Evidently there was a second series of charges,
either inefficiently wired, or with a very long time-fuse. Hurriedly
we unrolled our bucket-ropes, twined them together, and hung them
freely down the middle of the well from a stout cross-pole, the
sides being so tottery that the scrape of a rope might have
dislodged their blocks. I then found that the charges were small,
not above three pounds each, and had been wired in series with field
telephone cable. But something had gone wrong. Either the Turks had
scamped their job or their scouts had seen us coming before they had
had time to re-connect.
So we soon had two fit wells, and a clear profit of
thirty pounds of enemy gelignite. We determined to stay a week in
this fortunate Bair. A third object - to discover the condition of
the Jefer wells - was now added to our needs for food, and for news
of the state of mind of the tribes between Maan and Akaba. We sent a
man to Jefer. We prepared a little caravan of pack-camels with
Howeitat brands and sent them across the line to Tafileh with three
or four obscure clansmen - people who would never be suspected of
association with us. They would buy all the flour they could and
bring it back to us in five or six days' time.

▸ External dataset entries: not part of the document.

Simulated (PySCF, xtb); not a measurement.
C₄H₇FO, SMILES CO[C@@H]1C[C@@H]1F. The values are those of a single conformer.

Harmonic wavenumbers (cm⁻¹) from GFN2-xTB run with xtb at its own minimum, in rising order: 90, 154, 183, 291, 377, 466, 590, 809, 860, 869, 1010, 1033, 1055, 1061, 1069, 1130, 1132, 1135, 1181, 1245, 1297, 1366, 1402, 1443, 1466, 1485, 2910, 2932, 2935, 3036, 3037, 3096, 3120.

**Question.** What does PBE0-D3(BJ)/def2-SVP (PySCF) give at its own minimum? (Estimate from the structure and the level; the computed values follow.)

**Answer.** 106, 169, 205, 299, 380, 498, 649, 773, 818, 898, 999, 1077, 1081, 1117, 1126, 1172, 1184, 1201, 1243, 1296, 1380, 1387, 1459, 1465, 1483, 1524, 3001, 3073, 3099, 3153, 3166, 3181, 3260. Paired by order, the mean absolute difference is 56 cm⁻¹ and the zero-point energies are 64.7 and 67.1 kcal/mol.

As for the tribes about the Akaba road, we wanted
their active help against the Turks to carry out the provisional
plan we had made at Wejh. Our idea was to advance suddenly from El
Jefer, to cross the railway line and to crown the great pass - Nagb
el Shtar - down which the road dipped from the Maan plateau to the
red Guweira plain. To hold this pass we should have to capture Aba
el Lissan, the large spring at its head, about sixteen miles from
Maan; but the garrison was small, and we hoped to overrun it with a
rush. We would then be astride the road, whose posts at the end of
the week should fall from hunger; though probably before that the
hill tribes, hearing of our successful beginning, would join us to
wipe them out.
Crux of our plan was the attack on Aba el Lissan,
lest the force in Maan have time to sally out, relieve it, and drive
us off the head of Shtar. If, as at present, they were only a
battalion, they would hardly dare move; and should they let it fall
while waiting for reinforcements to arrive, Akaba would surrender to
us, and we should be based on the sea and have the advantageous
gorge of Itm between us and the enemy. So our insurance for success
was to keep Maan careless and weak, not suspecting our malevolent
presence in the neighbourhood.
It was never easy for us to keep our movements
secret, as we lived by preaching to the local people, and the
unconvinced would tell the Turks. Our long march into Wadi Sirhan
was known to the enemy, and the most civilian owl could not fail to
see that the only fit objective was Akaba. The demolition of Bair
(and Jefer, too, for we had it confirmed that the seven wells of
Jefer were destroyed) showed that the Turks were to that extent on
the alert.
However, there was no measuring the stupidity of the
Turkish Army; a point which helped us now and again, and harmed us
constantly, for we could not avoid despising them for it (Arabs
being a race gifted with uncommon quickness of mind, and
over-valuing it) and an army suffered when unable to yield honour to
the enemy. For the moment the stupidity might be made use of; and so
we had undertaken a prolonged campaign of deception, to convince
them that our objective lay nearer to Damascus.
They were susceptible to pressure in that
neighbourhood, for the railway from Damascus, north to Deraa and
south to Amman, was the communication, not merely of Hejaz, but of
Palestine; and if we attacked it we should do double damage. So, in
my long trip round the north country, I had dropped hints of our
near arrival in Jebel Druse; and I had been glad to let the
notorious Nesib go up there, noisily, but with small resources. Nuri
Shaalan had warned the Turks for us in the same sense; and Newcombe,
down near Wejh, had contrived to lose official papers, including a
plan (in which we were advance guard) for marching from Wejh, by
Jefer and the Sirhan, to Tadmor, to attack Damascus and Aleppo. The
Turks took the documents very seriously, and chained up an
unfortunate garrison in Tadmor till the end of the war, much to our
advantage.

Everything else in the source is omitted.